Our journey to MIPDoc was an inspiring and informative event, and one we’re very glad we attended. It gave us a real insight into what some of the biggest names in documentary film-making are doing, and what that means for our project as a whole.
A conference dedicated to factual programming, MIPDOC is a fantastic networking opportunity for a great swathe of film-makers, ourselves included. With 700 participants and over 50 countries represented, it was a wonderful opportunity to get noticed… and see how some of the biggest people in the business worked.
Perhaps the highlight of the event was the various talks that MIPDoc runs as part of its schedule. For us, a vital point came across in the event’s keynote speech given by National Geographic’s Tim Pastore. Talking about the overarching ideas that govern their programming, one word jumped out at us: authenticity. In this context it was about taking firm control of your content, focussing on what makes you unique rather than chasing wider trends. ‘The audience will repay you for staying true to your core,’ said Tim: something we wholeheartedly agree with.

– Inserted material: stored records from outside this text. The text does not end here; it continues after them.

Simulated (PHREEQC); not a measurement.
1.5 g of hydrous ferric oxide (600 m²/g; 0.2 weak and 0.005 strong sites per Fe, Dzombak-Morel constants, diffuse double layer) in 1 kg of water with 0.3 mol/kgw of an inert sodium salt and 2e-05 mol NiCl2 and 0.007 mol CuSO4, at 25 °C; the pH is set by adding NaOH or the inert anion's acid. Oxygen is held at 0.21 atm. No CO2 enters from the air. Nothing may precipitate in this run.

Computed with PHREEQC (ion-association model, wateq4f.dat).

These ideas resonate with us on the basis that Zakii is the perfect example of an honest and authentic subject for a documentary film. While he might not always broadcast his true intentions (for cultural reasons, as an example) it is his talent and honesty that has allowed him to be as successful as he has: he follows his own path, even if he can’t always be as candid as he’d hope.
A second idea that chimed with us came from Angela Neillis, Director of Non-Scripted Content at Fremantle Media International. Speaking on the kind of content they look for, Angela mentioned a desire for programming with a global reach and an international vibe. She also noted the importance of ‘human stories:’ in many respects, a broad term. But one that’s also hugely relevant considering that, as human beings, we want to tell stories about people first and foremost. More importantly, our film most definitely has an international vibe: taking in both Zakii’s home in Malaysia and destinations like London, it’s guaranteed to be a brilliantly diverse piece of film-making.
Distribution of the film is still something we’re looking into: we have several avenues we’re considering. But more importantly, after MIPDoc we’re confident that the film we’re making will appeal to a wide range of filmgoers irrespective of how we release it. Especially when the values of massive organisations like National Geographic- of honesty, and following your own path- align with our own.
Above all, we’re striving to put together an honest and authentic look at a man’s life, art and philosophy. Putting that honesty first and foremost means we think it will have a broad appeal, and many different people will get something valuable out of it. MIPDoc showed us that buyers and filmgoers alike want quality programming that puts authenticity first, and it’s something we’re wholly confident we can deliver on. Our next big event is Sheffield Doc/Fest in June, which promises to be a golden opportunity for us: we’ll have much more information on it nearer the time.